For this thread to be of any use to users looking for answers to the topic, I'll write this summary.

General advice (this goes for any kind of support inquiry or other troubleshooting means): keep your questions short, omit superfluous lines or nobody will read it.
Actually, same goes for replies (and this one is going to become too long again, in hopes for not leaving any aspect out).

Summary:

Yes, the whole region fixing thing is confusing, especially if you're primed with knowledge about DVD region coding.
Forget DVDs, they work differently.

AnyDVD's dialog should maybe be improved by simply adding a line "please tell me (AnyDVD) what region this disc is from, because I have no clue", so the users know for a fact, that they are being asked for an information instead of being provided one.

  • It is important to know, that Blu-ray discs DON'T have some field stored somewhere, that contains the disc's region.

  • Blu-ray discs have insanely complex code (totally cracking a nut with a sledgehammer) written in binary Java - typically more than 100,000 lines of source code, just for flashing a few buttons for you to click on.
    Somewhere in this code there is a snippet, that *queries the Player's region code*. What then happens with that information is usually very complex - the examples used throughout this thread were explanatory only. Reality is more like "store some boolean value in some variable, set up more stuff on the disc and have some other thread (yes, it's multi-threading, folks!) pick it up later and launch some other classes, that will eventually read some playlist number from some database and then first play some trailers, etc.....".
    And this is - again - simplifying it.

  • The point is: AnyDVD can't eradicate this "region check", it's simply too complex.

  • What it can do is replace that simple query for the player's region code. But it has to know what region it is supposed to put there.

  • please don't think of the situation "region mismatch" as the player refusing to play the movie.
    It's really more like the code on the disc simply deciding to show selected folks, including you, a different movie. The movie "region mismatch", not available in theatres, available exclusively on disc only for you.
    The player also thinks, it's just playing some movie then, it always strives to please you.

I've seen some of this Java. It looked pretty skeletal to me. I didn't see anything that looked like procedures, but the tool I was using might not have exposed them. But I suspect that the Java is interpreted. That would make it MPU-independent and BD drive manufacturers would only need to include an interpreter and an entry point (which would probably take a simple command line of text). Compiled code (i.e., machine code) just doesn't make sense from an engineering standpoint.

Though this makes no difference regarding the actual topic, I want to clarify this, too.
I don't know, what you saw, when you say you've seen it and it looked skeletal and nothing procedural.
You likely didn't see the Java code, maybe some file containing definitions or so, which will eventually be read by Java.
The only way to "see" BD-J (the Java code on Blu-ray discs) with human eyes, is to use a decompiler, that will turn the binary into something close to what might be similar to the original source code, but usually not so much.

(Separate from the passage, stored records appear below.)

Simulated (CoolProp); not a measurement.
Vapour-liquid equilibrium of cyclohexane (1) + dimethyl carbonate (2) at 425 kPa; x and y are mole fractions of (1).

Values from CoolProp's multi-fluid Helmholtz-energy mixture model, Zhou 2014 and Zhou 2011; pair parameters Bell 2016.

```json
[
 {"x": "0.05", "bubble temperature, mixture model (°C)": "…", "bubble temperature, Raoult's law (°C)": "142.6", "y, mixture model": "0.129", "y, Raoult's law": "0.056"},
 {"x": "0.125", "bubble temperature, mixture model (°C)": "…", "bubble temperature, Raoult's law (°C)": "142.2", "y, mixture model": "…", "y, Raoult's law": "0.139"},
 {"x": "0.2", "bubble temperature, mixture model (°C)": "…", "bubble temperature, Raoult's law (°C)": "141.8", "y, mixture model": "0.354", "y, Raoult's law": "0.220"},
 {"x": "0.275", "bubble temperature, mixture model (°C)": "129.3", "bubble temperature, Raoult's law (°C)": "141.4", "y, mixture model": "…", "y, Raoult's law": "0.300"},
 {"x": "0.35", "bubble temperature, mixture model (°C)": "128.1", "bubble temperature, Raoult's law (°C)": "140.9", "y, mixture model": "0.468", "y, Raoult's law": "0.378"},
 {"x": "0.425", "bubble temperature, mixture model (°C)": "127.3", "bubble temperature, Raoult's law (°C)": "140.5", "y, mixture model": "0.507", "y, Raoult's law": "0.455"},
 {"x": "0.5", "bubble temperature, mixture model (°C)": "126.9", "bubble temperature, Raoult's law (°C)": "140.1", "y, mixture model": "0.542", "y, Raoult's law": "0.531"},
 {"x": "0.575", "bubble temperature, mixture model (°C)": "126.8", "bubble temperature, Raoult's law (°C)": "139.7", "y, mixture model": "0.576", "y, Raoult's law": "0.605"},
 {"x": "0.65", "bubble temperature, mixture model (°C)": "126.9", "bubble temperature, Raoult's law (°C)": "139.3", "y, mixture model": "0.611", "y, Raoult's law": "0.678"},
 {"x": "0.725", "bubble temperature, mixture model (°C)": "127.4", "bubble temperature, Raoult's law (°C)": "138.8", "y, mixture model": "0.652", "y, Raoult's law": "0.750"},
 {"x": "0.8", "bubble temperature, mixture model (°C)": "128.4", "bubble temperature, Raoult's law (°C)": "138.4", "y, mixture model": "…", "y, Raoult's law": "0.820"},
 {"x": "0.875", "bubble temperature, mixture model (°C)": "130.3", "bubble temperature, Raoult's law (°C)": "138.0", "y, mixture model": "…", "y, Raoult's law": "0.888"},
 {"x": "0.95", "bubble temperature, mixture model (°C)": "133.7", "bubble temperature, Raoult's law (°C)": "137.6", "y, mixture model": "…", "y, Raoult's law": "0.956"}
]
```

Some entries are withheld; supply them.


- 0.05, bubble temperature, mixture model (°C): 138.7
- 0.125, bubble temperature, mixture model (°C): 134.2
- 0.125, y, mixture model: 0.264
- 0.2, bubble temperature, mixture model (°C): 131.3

Java (and I don't mean JavaScript, that's a different thing) is never interpreted.
It is always compiled into a "machine-code", the so-called Java byte-code. While it's not a machine code for which an actual CPU exists, it still is a series of low level instructions performing the most basic of operations.
Why I'm opposing the word "interpreted": almost all existing Java machines load the Java classes and then immediately transform each byte-code instruction into native instructions for the local CPU to execute. Because Java byte code is so "machine like", this translation happens pretty much in an instant. This happens only once for each class.
And from then on that translated machine code is directly executed on the CPU, so there is no interpreting going on, ever.
This is why Java executes nearly as fast as real natively compiled C++ code.